Evidence Bench — j-rig-bench scorecard draft

A scorecard where the row is not the point — the signature on the row is. Every result here is built to ship as a cryptographically signed, Rekor-anchored Evidence Bundle: a third party can verify that the measurement happened, on what input, producing exactly this output — without trusting us. That is a different axis from "how good is the score." It is whether the score is attestable.

How this differs from a memory-eval leaderboard

gbrain-evals measures retrieval quality of memory systems and earns reproducibility the right way — sealed qrels, pinned judges, seeded runs. That is reproducibility via transparency: re-run it yourself and you get the same number. Evidence Bench adds the orthogonal layer — reproducibility via signature: a tamper-evident attestation that this specific run produced this specific result, anchored in a public transparency log. We are not re-scoring what gbrain-evals scores, and we are not claiming to beat it. We sign what a board like that can only assert. The two compose.

id: j-rig-bench
kind: scorecard (signed results) — distinct from the j-rig 7-layer eval-set that defines what is measured
status: draft — first row landed and signed; predicate URI reserved, not yet declared
predicate URI: evals.intentsolutions.io/skill-binary-eval/v1 (reserved; declared at Phase 2 — never declared under labs.*)
upstream source: jeremylongshore/j-rig-skill-binary-eval
attestation: SIGNED — Rekor log index 1689291334 (public production transparency log) — see provenance

The board

Each row is one system measured by the platform. The attestation column is the load-bearing one: signed means an Evidence Bundle exists, is sigstore-signed, and is anchored in the Rekor transparency log at a citable index; pending means the measurement exists but the signing pipeline has not yet run against it; measuring means the run itself is in progress; queued means the measurement is planned but no run is in progress. There is deliberately no composite score column — composing incommensurable findings into one number is the failure mode this platform exists to refuse.

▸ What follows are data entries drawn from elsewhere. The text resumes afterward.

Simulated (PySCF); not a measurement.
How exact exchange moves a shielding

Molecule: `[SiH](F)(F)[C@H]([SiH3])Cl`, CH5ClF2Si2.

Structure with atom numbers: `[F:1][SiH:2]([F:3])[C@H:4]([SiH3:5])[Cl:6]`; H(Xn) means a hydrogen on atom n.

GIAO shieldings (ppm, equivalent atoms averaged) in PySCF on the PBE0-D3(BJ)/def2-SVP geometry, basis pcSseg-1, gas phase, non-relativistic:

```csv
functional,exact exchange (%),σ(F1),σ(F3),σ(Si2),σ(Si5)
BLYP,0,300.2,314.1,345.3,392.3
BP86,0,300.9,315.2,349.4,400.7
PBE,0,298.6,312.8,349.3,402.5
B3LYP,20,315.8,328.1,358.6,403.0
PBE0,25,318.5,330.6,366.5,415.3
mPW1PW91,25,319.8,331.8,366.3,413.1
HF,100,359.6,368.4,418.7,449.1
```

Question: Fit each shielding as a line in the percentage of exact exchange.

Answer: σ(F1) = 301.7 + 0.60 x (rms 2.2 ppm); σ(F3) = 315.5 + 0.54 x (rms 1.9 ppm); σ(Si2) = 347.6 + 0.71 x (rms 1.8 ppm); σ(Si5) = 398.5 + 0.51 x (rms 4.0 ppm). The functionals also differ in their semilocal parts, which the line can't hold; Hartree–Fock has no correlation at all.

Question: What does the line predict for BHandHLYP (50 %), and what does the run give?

System	What is measured	Outcome	Attestation
Skill Refiner — Phase A.0 baseline	Does an eval-guided Refiner mechanism produce real lift over a naive best-of-K prompt baseline? Pre-registered null-hypothesis test.	PROCEED — refiner lift significant, naive below descope bar (full story + proof)	signed
gbrain-stack	j-rig 7-layer behavioral eval run against the gbrain memory stack on a shared fixture corpus	queued — run not yet started	queued
MemPalace	Same j-rig 7-layer run, same corpus — cross-system comparison row	queued — run not yet started	queued
Supermemory	Same j-rig 7-layer run, same corpus — cross-system comparison row	queued — run not yet started	queued
ICOS — intentional cognition OS	Functional eval surface emitting a signed Evidence Bundle on each eval run	queued — run not yet started	queued
QMD — governed team memory	Provenance-integrity, govern-decision (per-check precision/recall, fail-closed), and retrieval-ratchet (golden-query Recall@10) evaluators emitting signed gate-result bundles on every push to main since 2026-07-16	live — verified signed rows on the results browser	emitting

Cross-system rows (gbrain-stack, MemPalace, Supermemory) are listed as comparison targets. When their runs start, they will be measured by the same harness on the same corpus, published win or lose, and we link to each system's own published numbers rather than restating them.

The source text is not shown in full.